NEW YORK — Financial stocks tumbled Monday amid concerns about whether their valuations have gotten too high, while a World Bank projection further damped hopes.
"While a modest rally following nationalization fears was warranted, we worry that bank stocks got ahead of true fundamentals, especially since the commercial and commercial real estate phases of the credit cycle are in their early stages," Stifel Nicolaus analysts told clients in a Monday note.
The World Bank forecast — which said gross domestic product in developing countries will grow just 1.2% this year, far below 2007's 8.1% jump and last year's 5.9% gain — "didn't help either," Stifel's Anthony Davis told Dow Jones Newswires. He called the report the "worry du jour" for the bank sector.
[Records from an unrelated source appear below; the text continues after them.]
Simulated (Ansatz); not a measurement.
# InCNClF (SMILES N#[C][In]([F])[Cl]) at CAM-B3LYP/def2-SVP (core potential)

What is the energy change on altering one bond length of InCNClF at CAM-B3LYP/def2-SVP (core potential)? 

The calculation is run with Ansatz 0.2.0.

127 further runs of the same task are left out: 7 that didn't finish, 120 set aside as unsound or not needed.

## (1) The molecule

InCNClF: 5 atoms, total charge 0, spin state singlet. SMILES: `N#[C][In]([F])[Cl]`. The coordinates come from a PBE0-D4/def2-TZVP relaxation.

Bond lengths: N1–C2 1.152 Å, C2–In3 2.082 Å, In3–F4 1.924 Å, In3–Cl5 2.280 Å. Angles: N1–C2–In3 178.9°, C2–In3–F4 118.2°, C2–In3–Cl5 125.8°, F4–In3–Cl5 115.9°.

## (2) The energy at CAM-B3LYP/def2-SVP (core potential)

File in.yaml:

The KBW Bank Index fell 4.6% in recent trading, while the KBW Regional Banking Index slid 3.3%. Insurance stocks were also lower, as bank stocks tend to drag the life insurance sector down with them due to life insurers' high exposure to the bank sector. The Dow Jones U.S. Life Insurance Index was down 5.2% recently.
"The bank stocks are certainly the canaries in the coal mine of the market these days," Motley Fool analyst James Early said in an interview.
Among the worst performers in the banking sector was regional bank Huntington Bancshares Inc., which dropped 10% to $4.07. Davis — noting the shares have quadrupled from their Feb. 20 low of just $1 — said the stock is "just giving some of that back." The other large bank decliners were also regional banks, including Colonial BancGroup Inc., which fell 9.8%, KeyCorp, down 8.7%, and Synovus Financial Corp., which declined 8.6%.
Davis said investors are more fearful about what's to come from the regional banks, largely due to the fact that they didn't undergo the government's stress tests. He added that most regional banks have larger exposures to commercial real estate and tend to have a larger proportion of their assets in loans.
Among the bigger banks, Bank of America Corp. tumbled 6.7%, while Wells Fargo & Co. slid 4.4%, JPMorgan Chase & Co. declined 4.1% and Citigroup Inc. dropped 4.7%.
Fox-Pitt analysts told clients in a note Monday that technical pressure could be ahead for Citi following its planned conversion of public preferred shares to common shares. The firm warned that following the delivery of the common shares, expected around July 30, Citi's stock could drop to $2.50 or lower amid forced sell-offs by some publicly held preferred holders as well as short pressure that could be driven by the unwinding of hedge and arbitrage trades.
Citi did not immediately respond to a request for comment.
As for the World Bank report, analysts characterized the forecast as the latest bad news for the bank sector at a time when investors are looking for bits of hope to grab onto.
Early said the market considers the World Bank report an especially important one, largely because "it's from a trusted source, and less biased than from a brokerage house. That's something."
Early added, "Nobody wants to be holding a bank if things go sour. A lot of portfolio managers are in risk aversion mode right now."